LOS ANGELES — Kevin O’Neill took over a troubled Southern California basketball team, getting the Trojans back to the NCAA tournament after NCAA issues kept them out in his first season while producing winning records twice in 3½ years. It wasn’t enough.
He was fired on Monday, with the Trojans 7-10 overall and 2-2 in the Pac-12.
“We just didn’t win enough last year and this year. That’s what this business is,” O’Neill told The Associated Press by phone. “We tried to do as well as we could, tried to get the program to the highest level. My goal every day going in there was to try to win a national title.”
O’Neill had previous coaching jobs at Arizona State, Marquette, Tennessee and Northwestern. He has a 219-245 record in the college ranks.
He had a 48-65 record at the school known primarily for its powerful football program after going 6-26 last season while setting a USC record for losses.
Athletic director Pat Haden said the program needed new leadership.
“Despite a nice road win in our last game, I felt it was best to make a change now, with most of the Pac-12 season still ahead of us, in order to re-energize our team,” he said.

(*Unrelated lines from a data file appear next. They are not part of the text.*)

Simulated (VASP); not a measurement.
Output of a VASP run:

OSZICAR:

O’Neill was hired by Haden’s predecessor, Mike Garrett, who said at the time, “Hopefully he’s here forever.” O’Neill took the USC job after spending a season as an assistant with the Memphis Grizzlies.
“Nothing in this business surprises me,” O’Neill said, adding that he and Haden “really didn’t have any discussions other than how the team is doing.”
Veteran assistant Bob Cantu will serve as interim coach while USC searches for a successor. Cantu took over for O’Neill during a Pac-10 tournament semifinal game against Arizona in 2010-11 when the coach was suspended after getting into a verbal confrontation with a Wildcats booster. He has remained on the staff through four coaching changes and is the longest tenured assistant in the Pac-12.
The Trojans lost at Colorado before winning at Utah to snap a 14-game road skid over the weekend. USC has lost nine of its last 13 games, which included a five-game skid.
“There’s been a lot of challenges in it but I really enjoyed my time,” O’Neill told the AP. “I’m thankful for my opportunity. I’m going to cheer for them every day.”
Upon arriving at USC in June 2009, O’Neill had to deal with the fallout from an ongoing NCAA investigation and school-imposed sanctions involving star O.J. Mayo, who played one season under Tim Floyd before leaving for the NBA.
The Trojans went 16-14, including a sweep of crosstown rival UCLA, and were in the hunt for the conference title until the final two weeks of the season. Sanctions imposed by the school in response to the NCAA investigation prohibited them from postseason play.
The next season, O’Neill lost three starters and four of his top six players from the rotation, but he guided the Trojans to a 19-15 record and an NCAA tournament berth. They lost in the first round to Virginia Commonwealth.
Last season, the Trojans were hard-hit by injury, leaving O’Neill with just six scholarship players for nearly half the season who managed to keep the team in most every game.
“It got really pronounced because we didn’t have freshmen or sophomores when I got here. Those classes were blank,” said O’Neill, who dipped into the ranks of junior college players and transfers to fill out the roster. “I thought our team was starting to come around and play better.”
He had a full complement of 13 scholarship players who were healthy this season.
“It was hard for me to evaluate him as a head coach until this year when he had enough players and veterans to compete,” Haden said.
O’Neill said he’s given no thought to his immediate future.